The Supreme Court knocked down Alabama’s racially gerrymandered congressional map in a shocking 5-4 decision Thursday, preserving a key section of the Voting Rights Act.
On top of this Court’s habitual hostility towards voting rights, the decision was all the more surprising given that a majority of justices had let the map stand and be used for the 2022 midterms, despite a lower court finding that the map likely diluted the Black vote in violation of the VRA.
The ruling fueled speculation about what the decision might mean for pending cases that will decide maps for 2024: One major prognosticator, the Cook Political Report, immediately shifted five seats in Democrats’ direction. It also prompted bitter reflection on what the Court’s opinion could have meant for the 2022 midterms, had the questions in the case been resolved sooner.
In 2022, the Court had put the lower court’s order that Alabama redraw the map for the election on pause, and did so through the shadow docket, without explaining its reasoning. While the shadow docket was once reserved for matters that require unusually quick Court action, the conservative-dominated bench has grown increasingly comfortable using it to quietly overturn precedent and hand down momentous decisions.

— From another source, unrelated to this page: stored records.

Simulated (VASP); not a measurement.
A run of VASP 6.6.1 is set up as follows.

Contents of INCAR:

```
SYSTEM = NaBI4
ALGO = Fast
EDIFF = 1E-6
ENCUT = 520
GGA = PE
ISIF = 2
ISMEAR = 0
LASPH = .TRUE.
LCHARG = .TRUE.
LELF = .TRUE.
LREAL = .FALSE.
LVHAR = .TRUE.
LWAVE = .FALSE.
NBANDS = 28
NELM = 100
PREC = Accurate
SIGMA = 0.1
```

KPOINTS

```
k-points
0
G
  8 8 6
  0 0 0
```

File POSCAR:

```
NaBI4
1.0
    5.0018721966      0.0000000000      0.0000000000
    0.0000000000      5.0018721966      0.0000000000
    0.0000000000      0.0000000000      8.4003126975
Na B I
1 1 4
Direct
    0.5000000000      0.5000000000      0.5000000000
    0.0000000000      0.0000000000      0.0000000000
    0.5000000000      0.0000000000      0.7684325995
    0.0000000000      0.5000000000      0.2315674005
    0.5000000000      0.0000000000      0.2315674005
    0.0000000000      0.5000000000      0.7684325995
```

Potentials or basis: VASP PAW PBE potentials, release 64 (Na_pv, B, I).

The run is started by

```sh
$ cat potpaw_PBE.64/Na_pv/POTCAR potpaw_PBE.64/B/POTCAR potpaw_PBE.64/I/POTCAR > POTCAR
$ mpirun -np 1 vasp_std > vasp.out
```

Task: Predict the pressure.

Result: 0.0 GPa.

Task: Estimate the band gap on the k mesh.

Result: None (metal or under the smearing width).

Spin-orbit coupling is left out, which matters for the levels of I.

Both Chief Justice John Roberts and Elena Kagan wrote in dissent at the time.
“The District Court’s analysis should therefore control the upcoming election,” Roberts wrote. “The practical effect of this approach would be that the 2022 election would take place in accord with the judgment of the District Court, but subsequent elections would be governed by this Court’s decision on review.”
Justice Brett Kavanaugh, part of the majority, snapped back that the stay was not a ruling on the merits, and merely to preserve order before the election (order that he himself found in Thursday’s ruling to have massively disenfranchised Black voters).
By issuing that unnecessary stay rather than letting the lower court’s order that Alabama redraw its maps proceed, the Supreme Court effectively axed a seat in the House of Representatives that almost certainly would have gone to the Democrats.
And the effect of their silent ruling likely touched other states — and other seats — as well.
“Similar litigation in Georgia and Louisiana — where lower court judges said they thought the VRA was probably violated but stayed their own opinions following the signal of the Supreme Court in Milligan — would likely have produced at least one more minority-opportunity district that would have elected a Democrat,” Doug Spencer, an associate professor of law and election law expert at the University of Colorado, told TPM.
Elections for those seats alone likely wouldn’t have been enough to swing the House, barring further ripple effects. But, as Spencer pointed out, they would have had “implications for the already challenging election of Kevin McCarthy, and his fragile coalition which would be even weaker.”
The McCarthy-led Republican majority controls the House by just a handful of seats — 222 to Democrats’ 212 — complicating the speaker’s efforts to get a majority of Republicans to follow his lead on votes and even on questions of strategy.
Thursday’s decision will also almost certainly have a significant effect on the 2024 elections, when Democrats will battle to overcome Republicans’ slim majority and take back the chamber. Some of that stems from ongoing litigation.
“I imagine that Democrats might pick up five to six seats max from litigation in Georgia, Louisiana, and Texas,” Spencer calculated.
The Cook Political Report’s Dave Wasserman tweeted that among the five seats the organization is now shifting bluer, two formerly solid Republican seats will likely end up being solid Democratic ones.
Democracy Docket, a Democratic-aligned website that tracks redistricting cases, found that Thursday’s decision will affect redistricting cases in Alabama, Arkansas, Georgia, Kansas, Louisiana, Michigan, Mississippi, North Dakota, Texas and Washington — though the states Spencer tallied plus Alabama will likely have the most direct effect on congressional seats.
In a chamber currently governed by a handful of votes, flipping control of five or six seats could mean a significant Democratic advantage (or, more accurately, unraveling a manufactured Republican advantage).
And the ramifications go even beyond congressional majorities.
As Spencer points out, the decision will also affect state legislative districts, which have become all the more critical with a potentially significant, looming Supreme Court case — Moore v. Harper — yet to be decided.
“This might become especially important if the Supreme Court agrees with the Independent State Legislative Theory that pushes more authority to state legislatures in this space,” he said.
The Independent State Legislature Theory is a right-wing concoction that would give state legislatures absolute power to administer federal elections — to the exclusion of state courts, state constitutions and governors’ vetoes. While state-level elections traditionally engender low turnout and little attention, the political makeup of the chambers would be more important than ever under the theory.
The Court’s decision on Moore v. Harper and the Independent State Legislature Theory continues to hover in limbo after the newly-Republican North Carolina Supreme Court overturned its one-year-old decision on the state’s maps, potentially mooting the underlying case. The Supreme Court has twice asked for additional briefing on how it should proceed with the case, but has yet to act on that guidance.